England stun New Zealand to guarantee a repeat winner

England will play in their second ICC WT20 final on Sunday
England will play in their second ICC WT20 final on Sunday
©Chetan Narula / Cricket World
 

England stunned New Zealand to enter the final of the ICC World T20 2016 and leave their opponents as bridesmaids - once again.

They will now wait in Kolkata for the winners of the second semi-final between India and West Indies in Mumbai tomorrow.

New Zealand Tripped

On a typical Kotla wicket with less than decent bounce and turn, New Zealand were in two minds whether to bat or bowl. Things were made easier for them as England won the toss and opted to bowl first, keeping the dew factor in mind as well.

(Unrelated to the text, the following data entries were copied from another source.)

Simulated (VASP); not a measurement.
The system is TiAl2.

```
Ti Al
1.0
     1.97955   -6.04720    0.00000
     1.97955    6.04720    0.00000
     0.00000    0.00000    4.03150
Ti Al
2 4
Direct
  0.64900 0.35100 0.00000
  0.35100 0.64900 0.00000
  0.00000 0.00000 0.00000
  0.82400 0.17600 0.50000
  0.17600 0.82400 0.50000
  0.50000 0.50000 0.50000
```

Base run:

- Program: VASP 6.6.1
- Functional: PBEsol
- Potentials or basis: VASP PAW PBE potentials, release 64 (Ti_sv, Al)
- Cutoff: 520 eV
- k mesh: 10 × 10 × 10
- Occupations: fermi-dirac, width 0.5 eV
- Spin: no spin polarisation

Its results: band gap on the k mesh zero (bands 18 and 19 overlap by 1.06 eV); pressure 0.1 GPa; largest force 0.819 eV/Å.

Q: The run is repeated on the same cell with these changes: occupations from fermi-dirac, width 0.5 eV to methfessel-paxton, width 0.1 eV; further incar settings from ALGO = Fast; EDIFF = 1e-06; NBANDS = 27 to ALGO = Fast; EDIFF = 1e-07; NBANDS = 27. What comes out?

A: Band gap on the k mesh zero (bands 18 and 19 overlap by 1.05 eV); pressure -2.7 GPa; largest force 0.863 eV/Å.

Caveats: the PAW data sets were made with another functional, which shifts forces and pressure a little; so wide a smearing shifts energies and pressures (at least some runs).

Martin Guptill (15) and Kane Williamson (32) tried for the usual quick start, but they didn’t get too far, with the former caught behind off David Willey (1-17) in the third over. It brought Colin Munro (46 runs off 32 balls) to the crease, and for once he made full use of his license to hit out from ball one. He smacked seven fours and a six during his stay, and put on 74 runs for the second wicket with Williamson.

In doing so, they brought up the 50-mark in the sixth over and New Zealand were placed at 89 for one at the halfway mark in the innings. The pitch seemed flatter at this particular time in the innings than during the weekend, and the Black Caps needed to breach the 180-run mark atleast to feel safe here at the Kotla.

And they were in position to do that, with Munro and Williamson going strong, but England struck against the run of play in the 11th over, as Williamson skied a catch off Moeen Ali (1-10) and was caught by the bowler himself. Three overs later, when Munro cut Liam Plunkett (1-38) straight to Ali at third man, the momentum changed in favour of England.

From 107 for three at that point, it was a crawl for New Zealand, as the English bowlers never let them get away with the run rate. Ali, Chris Jordan (1-24) and Ben Stokes (3-26) put the squeeze on the New Zealand batting in the death overs, as they could only manage 64 runs in the last 10 overs.

While Ross Taylor (6) and Luke Ronchi (3) were dismissed cheaply, Stokes got rid of Corey Anderson (28) in the 18th over, as the last four overs yielded only 20 runs as New Zealand finished at a below par 153 for eight in 20 overs.

Jason Roy’s Blitzkrieg

Everything depended on the start of the second innings here at the Kotla. Would New Zealand pick up early wickets or would England get off to a quick start and dash their hopes?

Quick would be an understatement for what Jason Roy (78 runs off 44 balls) did to the New Zealand bowlers. Eleven fours and two sixes boomed off his bat as England galloped in the initial overs. The 50-mark came up in only the fifth over while the first six powerplay overs yielded 67 runs.

It was all the more surprising to see that New Zealand opted for pace in their initial overs, bowling Corey Anderson (0-16), Mitchell McClenaghan (0-24) and Adam Milne (0-27) in tandem, even as they bled runs.

So tamed were the Kiwi players with Roy’s 82-run partnership off 50 balls with Alex Hales (20) that even when spinner Mitchell Santner (1-28) came on to bowl, he was wayward with his lines and taken for runs. He did manage to send back Hales, caught at long on, and break the partnership in the ninth over, but New Zealand needed some quick wickets.

The Roy show continued meanwhile as he reached his half-century off only 26 balls, as the English century came up in the 11th over. They were firmly in the driving seat at this stage as Joe Root (27 not out) held up one end. Ish Sodhi (2-42) tried to turn things around by bowling Roy in the 13th over and then trapping Eoin Morgan (0) LBW first ball.

But all the Black Caps could do was slow the flow of runs, or so they thought, as Jos Buttler smacked 32 not out off 17 balls, with two fours and three sixes, to finish the game off with a massive 17 balls to spare.

What This Means

England are now through to their second World T20 final, after winning the tournament in 2010 in the Caribbean. It also means that there will be a repeat winner this time, with the other two semi-finalists having won this title before. India won the inaugural championship in South Africa in 2007, while West Indies were crowned champions in Sri Lanka in 2012.

New Zealand meanwhile continue to be the bridesmaids and not yet the bride at the wedding, falling short off the mark once again despite some brilliant performances, after losing in the finals of the 2015 ODI World Cup to Australia.